Is the No Free Lunch Theorem (NFL) relevant in practice?

The BBOBies, November 2025 (3 minutes read with footnotes)

The short answer is “no”!

The No Free Lunch Theorem (NFL) states that aggregated over all functions, all search algorithms perform identical, given they do not revisit solutions (Wolpert and Macready 2002). This is true if (and only if) the set of functions is closed under permutation (Schumacher et al. 2001).

Trying to differentiate algorithms by means of benchmarking can only be meaningful if NFL does not hold on the set (or weighted set)1 of functions of interest.

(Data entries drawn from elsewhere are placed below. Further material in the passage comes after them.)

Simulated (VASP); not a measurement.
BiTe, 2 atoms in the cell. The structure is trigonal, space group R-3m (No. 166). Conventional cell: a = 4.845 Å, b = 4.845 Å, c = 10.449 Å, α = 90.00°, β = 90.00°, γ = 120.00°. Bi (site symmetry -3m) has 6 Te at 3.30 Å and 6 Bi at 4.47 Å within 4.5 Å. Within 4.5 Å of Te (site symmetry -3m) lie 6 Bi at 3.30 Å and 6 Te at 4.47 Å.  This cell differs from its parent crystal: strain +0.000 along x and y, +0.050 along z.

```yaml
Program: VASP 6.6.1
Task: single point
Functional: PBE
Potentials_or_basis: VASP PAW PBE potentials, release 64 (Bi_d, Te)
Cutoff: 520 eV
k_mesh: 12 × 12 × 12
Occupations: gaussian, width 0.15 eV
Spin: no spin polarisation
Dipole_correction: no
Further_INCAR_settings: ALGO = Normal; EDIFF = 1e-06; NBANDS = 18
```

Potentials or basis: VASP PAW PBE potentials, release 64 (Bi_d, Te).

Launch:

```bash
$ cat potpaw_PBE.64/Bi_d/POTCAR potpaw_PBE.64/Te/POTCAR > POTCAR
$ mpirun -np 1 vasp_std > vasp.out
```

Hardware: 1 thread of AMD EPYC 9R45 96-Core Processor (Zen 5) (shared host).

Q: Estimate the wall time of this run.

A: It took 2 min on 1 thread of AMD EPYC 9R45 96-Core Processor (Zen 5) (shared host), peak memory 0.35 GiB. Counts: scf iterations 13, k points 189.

Let us consider the set of all (possible) functions R^n\to R discretized with two bytes per real number2 and call this set F_n. The No Free Lunch Theorem holds for this set of functions because the set is closed under permutation. The number of functions in F_n is3

|F_n| = \left(2^{16}\right)^{\left(2^{16}\right)^n} = 2^{16\times 2^{16n}} > 10^{4.8 \times 10^{4.8n}} > 10^{5\times 50000^{n}}

Let us put the size of F_n into perspective. The number of electrons in the universe multiplied by the number of Planck times passed since the beginning of time is about 10^{141}.4 This number is minuscule compared to |F_n|>10^{5\times 50000^{n}}. Hence, the number of real world functions we could possibly ever encounter (and hence could possibly be relevant to us) is a minuscule subclass of all problems and hence NFL (in general) does not hold.5

Could NFL hold for any practically relevant set of continuous (discretized) functions? We don’t know for certain,6 but it looks exceedingly unlikely to us.

References

Igel, C., and Toussaint, M. (2005), “A no-free-lunch theorem for non-uniform distributions of target functions,” Journal of Mathematical Modelling and Algorithms, Springer, 3, 313–322.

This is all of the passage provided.